A tale of two simulators

LT spice, Curve Captor, PSUDII and whatever other sims you can think of.

Post Reply
ampman1952
Posts: 1
Joined: Fri Dec 23, 2011 3:58 am

A tale of two simulators

Post by ampman1952 »

The attached file refers
I have put this schematic through LTSPice as well as the Duncan Amps PSU Simulator - and got very different results for the output voltage. The results from the Duncan Amps simulator are more believable with the resulting voltage being close to 1.414 * AC Voltage. The results using LTSpice project an output voltage of 1 * AC Voltage - no matter how I tweak the values of the inductors, the voltage at R2 on the diagram hovers stubburnly at 250 VDC.

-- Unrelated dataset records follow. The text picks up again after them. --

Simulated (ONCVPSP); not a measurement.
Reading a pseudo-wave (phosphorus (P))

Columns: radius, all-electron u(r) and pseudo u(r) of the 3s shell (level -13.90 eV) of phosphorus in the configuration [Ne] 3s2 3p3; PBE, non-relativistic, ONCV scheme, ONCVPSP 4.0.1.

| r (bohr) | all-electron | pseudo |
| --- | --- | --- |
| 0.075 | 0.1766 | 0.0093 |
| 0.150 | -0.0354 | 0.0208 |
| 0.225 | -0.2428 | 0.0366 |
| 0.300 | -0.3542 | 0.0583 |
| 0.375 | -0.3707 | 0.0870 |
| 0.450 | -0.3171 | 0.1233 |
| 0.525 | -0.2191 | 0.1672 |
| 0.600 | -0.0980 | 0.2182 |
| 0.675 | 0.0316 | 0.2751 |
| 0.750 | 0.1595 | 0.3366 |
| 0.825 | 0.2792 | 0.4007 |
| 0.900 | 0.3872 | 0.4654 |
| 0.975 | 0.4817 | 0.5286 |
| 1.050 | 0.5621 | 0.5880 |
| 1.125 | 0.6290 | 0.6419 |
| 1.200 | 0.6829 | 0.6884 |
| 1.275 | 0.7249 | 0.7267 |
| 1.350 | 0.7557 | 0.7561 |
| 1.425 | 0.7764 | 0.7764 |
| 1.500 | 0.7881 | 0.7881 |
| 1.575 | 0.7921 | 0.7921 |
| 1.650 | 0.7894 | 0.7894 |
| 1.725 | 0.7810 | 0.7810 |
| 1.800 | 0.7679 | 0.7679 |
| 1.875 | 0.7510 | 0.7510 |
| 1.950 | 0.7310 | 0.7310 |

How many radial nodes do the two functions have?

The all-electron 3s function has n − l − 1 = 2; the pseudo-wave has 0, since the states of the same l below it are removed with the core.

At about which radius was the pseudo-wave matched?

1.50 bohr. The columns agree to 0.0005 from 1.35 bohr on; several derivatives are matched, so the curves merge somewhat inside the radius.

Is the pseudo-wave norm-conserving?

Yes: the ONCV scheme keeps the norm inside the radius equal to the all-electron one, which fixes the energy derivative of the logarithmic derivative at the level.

The experts on this forum are free to send me to the back of the class for missing something obvious, :oops: but nevertheless I would be grateful for some advice on where I have made an error.

Cheers, and wishing you all a Happy New Year :)

Mike
Attachments
PSU_BASE.JPG
PSU_BASE.JPG (34.09 KiB) Viewed 6554 times
dave slagle
Posts: 2085
Joined: Sat Jan 22, 2005 3:54 am
Location: NYC
Contact:

Post by dave slagle »

hey,

I'm not sure about PSUD, but LT spice refers to AC in the peak form rather than RMS. So your 250V peak at your input is actually 175Vrms. I suspect if you change your input voltage to 350V in LT spice (representing a 250Vrms voltage) your results will make more sense.

happy new year!

dave
Get Your Fix
www.hifiheroin.com
sbench
Posts: 296
Joined: Fri Jan 28, 2005 3:45 pm

Post by sbench »

Dave is right, and something that trips up some people using LTSpice. The value that you enter in LTSpice for "amplitude" is peak, not peak to peak nor RMS. You can easily verify this by plotting that "250 volts" in LTSpice.

As entered, the rectified output should hover near 250 volts, not 350 volts as you observed.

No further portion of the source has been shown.